When running a cloud service, it’s never good for customers to be the first people noticing an issue. It happened to our customers over the course of a few months, and we began to accumulate a series of reports of unpredictable start-up times for Docker jobs. At first the reports were rare, but the frequency began to increase. Jobs with high parallelism were disproportionately represented in the reports.
While we had suspicions about which parts of spin-up we thought were slow, we wanted to be sure. To begin, we looked at the specific jobs where the issue was being reported. To help with this, we improved the logs in the spin-up step so they showed how long each phase was taking. The logs showed that in the problem cases, the download, extract, and create phases were taking the most time.
Here’s why. When a Docker job starts, we look at the list of Docker images a user has specified in their config, and pull them all to make sure they are in the image cache on the host VM. Pulling an image happens as a result of a number of stages for each of the image layers:
- During download, we fetch the compressed layer from the Docker repository
- During extraction the layer is decompressed
- We then create a container for each image in the config
- The job steps are then run in the primary container
This process is repeated n times, where n is the parallelism of the job. Each of these instances of the job is referred to as a “task”. Using these definitions, it becomes clear why a job with high parallelism is likely to be affected more. The job simply rolls the “slow down dice” more times.

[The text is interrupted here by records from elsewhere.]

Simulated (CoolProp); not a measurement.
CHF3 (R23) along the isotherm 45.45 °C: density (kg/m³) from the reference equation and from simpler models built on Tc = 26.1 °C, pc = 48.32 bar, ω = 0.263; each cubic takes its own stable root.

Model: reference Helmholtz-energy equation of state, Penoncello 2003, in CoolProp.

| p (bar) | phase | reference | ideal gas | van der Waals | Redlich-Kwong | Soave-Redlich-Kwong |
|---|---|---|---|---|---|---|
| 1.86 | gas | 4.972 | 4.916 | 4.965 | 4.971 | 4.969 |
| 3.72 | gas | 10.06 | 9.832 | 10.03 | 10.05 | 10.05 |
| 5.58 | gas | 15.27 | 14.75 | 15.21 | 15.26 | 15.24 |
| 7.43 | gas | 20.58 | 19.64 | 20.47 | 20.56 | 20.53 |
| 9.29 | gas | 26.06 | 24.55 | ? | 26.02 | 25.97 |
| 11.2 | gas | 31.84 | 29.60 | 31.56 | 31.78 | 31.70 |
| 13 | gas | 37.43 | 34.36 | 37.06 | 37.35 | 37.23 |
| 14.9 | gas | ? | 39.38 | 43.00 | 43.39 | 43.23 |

Adding to the problem was that we were not able to quickly easily identify the problem ourselves. We were determined to address the reports by our customers, but we also wanted to make sure we were more likely to spot issues ourselves in the future. Both ideas were taken into consideration as we created a solution.
Initially, we needed to answer the following questions for the download, extract and create phases:
- What is the typical performance like?
- What does “slow” mean?
- How frequently are things “slow”?
We started investigating how to produce metrics for each of the three phases: download, extract, and create. Tracking the performance of layer download and extract proved to be a bit tricky.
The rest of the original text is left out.